We spoke to Casey about books that feed into the against-all-odds nature of these relationships, but not just the Shakespearean tomes we all attach to this type of story. They spoke about harrowing stories and strong characters that can make you feel something from a book that you may not have thought was possible after the last year: hope.
When it comes to against-all-odds stories, it’s not just star-crossed lovers. “I literally mean the kind of love story where one of them is dead or they don’t exist in the same timeline or dimension,” Casey explained. “Time War follows two rival operatives in an ongoing war of time through a series of you-just-missed-me letters left for each other.” Even though it’s a shorter book, it goes deep into the feelings of the characters and doesn’t focus on the war. “The strange poetry of Red and Blue falling in love through these moments scattered across millennia absolutely gets me every time.”
"Here we have the age-old dilemma of accidentally falling in love with a ghost,” Casey jokes. But in this instance, it’s “a teenage brujo named Yadriel who summons the wrong spirit by mistake and winds up babysitting the specter of the hottest bad boy from school. Of course, they fall in love.” Just your casual love story, right? When talking about why this story is so powerful (“the trans rep, the vibrant prose, the food porn"), Casey talks about how “the central pairing is both completely impossible due to death reasons and circumstantially founded in the affirmation of Yadriel being a boy. It’s a one-two punch: the transformative power of queer love meets the transcendent power of love in general. It’s like the premise was designed to check all my boxes."
Casey has talked so much of The Locked Tomb series so much “that Tamsyn Muir is probably sick of getting the Google alerts.” Without giving much away, “Harrow takes the much-loathed-childhood-survival-compatriots to reluctant teammates to soul-bond-of-undying-loyalty dynamic between the main characters in Gideon and bends it through time, space, dimension, death, and pretty much everything else.” There’s a large portion of the book that “is predicated on finding a way to save, keep, and be with the person you love most when the stakes are literally as big as the universe and God himself says it can’t be done.” Casey said that “reading this book made me go absolutely feral for a month last summer. I cannot recommend it highly enough.”

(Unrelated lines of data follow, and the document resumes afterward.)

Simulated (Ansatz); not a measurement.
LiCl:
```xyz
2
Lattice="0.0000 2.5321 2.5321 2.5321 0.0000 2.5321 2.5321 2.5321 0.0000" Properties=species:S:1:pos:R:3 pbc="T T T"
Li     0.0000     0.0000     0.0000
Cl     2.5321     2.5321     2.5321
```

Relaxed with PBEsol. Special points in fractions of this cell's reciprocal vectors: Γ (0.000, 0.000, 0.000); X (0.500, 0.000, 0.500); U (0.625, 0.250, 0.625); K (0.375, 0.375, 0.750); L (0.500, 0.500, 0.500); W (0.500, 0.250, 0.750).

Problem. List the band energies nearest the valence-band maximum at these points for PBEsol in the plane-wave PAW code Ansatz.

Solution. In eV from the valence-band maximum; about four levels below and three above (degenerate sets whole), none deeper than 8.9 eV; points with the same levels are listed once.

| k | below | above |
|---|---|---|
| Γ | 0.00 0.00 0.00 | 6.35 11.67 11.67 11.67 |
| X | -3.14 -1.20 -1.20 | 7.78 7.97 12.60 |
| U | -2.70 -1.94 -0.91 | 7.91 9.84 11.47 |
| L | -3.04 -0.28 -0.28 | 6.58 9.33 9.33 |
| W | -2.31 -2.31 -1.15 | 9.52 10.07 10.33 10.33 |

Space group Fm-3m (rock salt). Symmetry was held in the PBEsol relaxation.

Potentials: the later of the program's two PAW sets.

While we talked mostly of impossible love stories, Casey couldn’t get away from “a sweet, feel-good young adult romance.” Opposite of Always “follows a high school named Jack who meets the perfect girl, Kate, at a party, only for her to die six months later. Jack gets stuck in a time loop Groundhog Day-style and has to find a way to change the events of her death. “Do I love this story because the names remind me of one of my most beloved pieces of time-bending media, Lost? Partially. I also love this story because of the inherent hopefulness in having chance after chance to get something right before you lose someone forever.”
“Pretty much as soon as I heard this book described as ‘ancient man can’t stop reincarnating because he’s in love with death herself’ I was in,” Casey says. They said that it’s “Final Destination (the main character has died 9,995 times and a lot of those deaths were pretty memorable) meets Hitchhiker’s Guide meets rumination on life and death itself.” While it may sound heavy, Casey says that there are moments of “breezy silliness” that help lighten it up. Their favorite thing about it is that “between each of Milo’s deaths and lives, he gets to be with a death incarnate named Suzie, with whom he’s developed quite the unlikely bond over his thousands of deaths.”